In [235]:
import acquire_zillow
import prepare_zillow

import pandas as pd
import numpy as np
import seaborn as sns

In [236]:
df = acquire_zillow.read_zillow_csv()

In [237]:
df = prepare_zillow.data_prep(df, cols_to_remove=['airconditioningtypeid', 'architecturalstyletypeid', 'buildingclasstypeid',
                              'buildingqualitytypeid', 'propertylandusetypeid', 'typeconstructiontypeid', 
                              'storytypeid', 'heatingorsystemtypeid'])

In [238]:
unit_one = df[(df['unitcnt'] >= 2) & (df['bedroomcnt'] >= 1) & (df['calculatedfinishedsquarefeet'] >= 500)].index    
df.drop(unit_one, inplace=True)

In [239]:
df = df[df.propertylandusedesc != 'Duplex (2 Units, Any Combination)']
df = df[df.propertylandusedesc != 'Quadruplex (4 Units, Any Combination)']
df = df[df.propertylandusedesc != 'Triplex (3 Units, Any Combination)']
df = df[df.propertylandusedesc != 'Condominium']
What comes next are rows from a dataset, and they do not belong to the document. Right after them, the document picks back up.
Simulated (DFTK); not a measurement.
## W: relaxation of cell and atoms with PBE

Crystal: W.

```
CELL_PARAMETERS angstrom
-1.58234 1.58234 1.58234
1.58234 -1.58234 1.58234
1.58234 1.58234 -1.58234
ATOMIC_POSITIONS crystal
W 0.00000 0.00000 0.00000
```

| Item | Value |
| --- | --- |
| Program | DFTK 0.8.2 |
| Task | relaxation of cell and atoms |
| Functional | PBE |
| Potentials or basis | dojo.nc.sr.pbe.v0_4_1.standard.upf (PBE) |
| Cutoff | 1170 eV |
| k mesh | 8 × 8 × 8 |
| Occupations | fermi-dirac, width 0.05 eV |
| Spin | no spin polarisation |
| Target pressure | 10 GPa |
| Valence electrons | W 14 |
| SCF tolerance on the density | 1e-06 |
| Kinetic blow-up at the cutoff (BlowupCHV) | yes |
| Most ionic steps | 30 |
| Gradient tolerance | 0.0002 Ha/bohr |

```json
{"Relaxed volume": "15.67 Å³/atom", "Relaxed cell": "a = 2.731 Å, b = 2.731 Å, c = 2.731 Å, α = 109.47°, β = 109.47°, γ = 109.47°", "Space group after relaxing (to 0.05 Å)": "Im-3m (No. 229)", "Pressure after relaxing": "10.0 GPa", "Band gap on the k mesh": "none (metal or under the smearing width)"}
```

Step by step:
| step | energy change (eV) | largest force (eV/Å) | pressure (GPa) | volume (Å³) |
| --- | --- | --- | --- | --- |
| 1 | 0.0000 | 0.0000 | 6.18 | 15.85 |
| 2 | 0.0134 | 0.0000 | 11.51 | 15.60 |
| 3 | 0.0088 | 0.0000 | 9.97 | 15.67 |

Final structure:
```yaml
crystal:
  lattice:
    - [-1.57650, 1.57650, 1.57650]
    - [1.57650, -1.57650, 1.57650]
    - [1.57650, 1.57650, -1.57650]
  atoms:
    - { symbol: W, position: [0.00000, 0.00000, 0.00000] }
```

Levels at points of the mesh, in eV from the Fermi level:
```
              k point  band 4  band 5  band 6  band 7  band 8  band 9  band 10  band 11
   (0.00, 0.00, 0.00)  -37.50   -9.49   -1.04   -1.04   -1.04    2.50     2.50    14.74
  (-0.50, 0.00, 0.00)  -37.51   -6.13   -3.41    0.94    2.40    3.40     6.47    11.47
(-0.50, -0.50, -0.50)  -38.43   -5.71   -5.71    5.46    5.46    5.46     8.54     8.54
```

#### Handle Missing Values

1. Write or use a previously written function to return the total missing values and the percent missing values by column.

In [240]:
def null_percent_col(df):
    return df.isnull().sum() / df.shape[0] * 100.00

2. Write or use a previously written function to return the total missing values and the percent missing values by row.

In [241]:
def null_percent_row(df):
    return df.isnull().sum() / df.shape[1] * 100.00

3. Write a function that will take a dataframe and list of column names as input and return the dataframe with the null values in those columns replace by 0.

In [242]:
def replace_with_zero(df, column_name):
    return df.fillna(0)

4. Impute the values in land square feet.

For land square feet, the goal is to impute the missing values by creating a linear model where landtaxvaluedollarcnt is the x variable and the output/y-variable is the estimated land square feet. We'll then use this model to make predictions and fill in the missing values.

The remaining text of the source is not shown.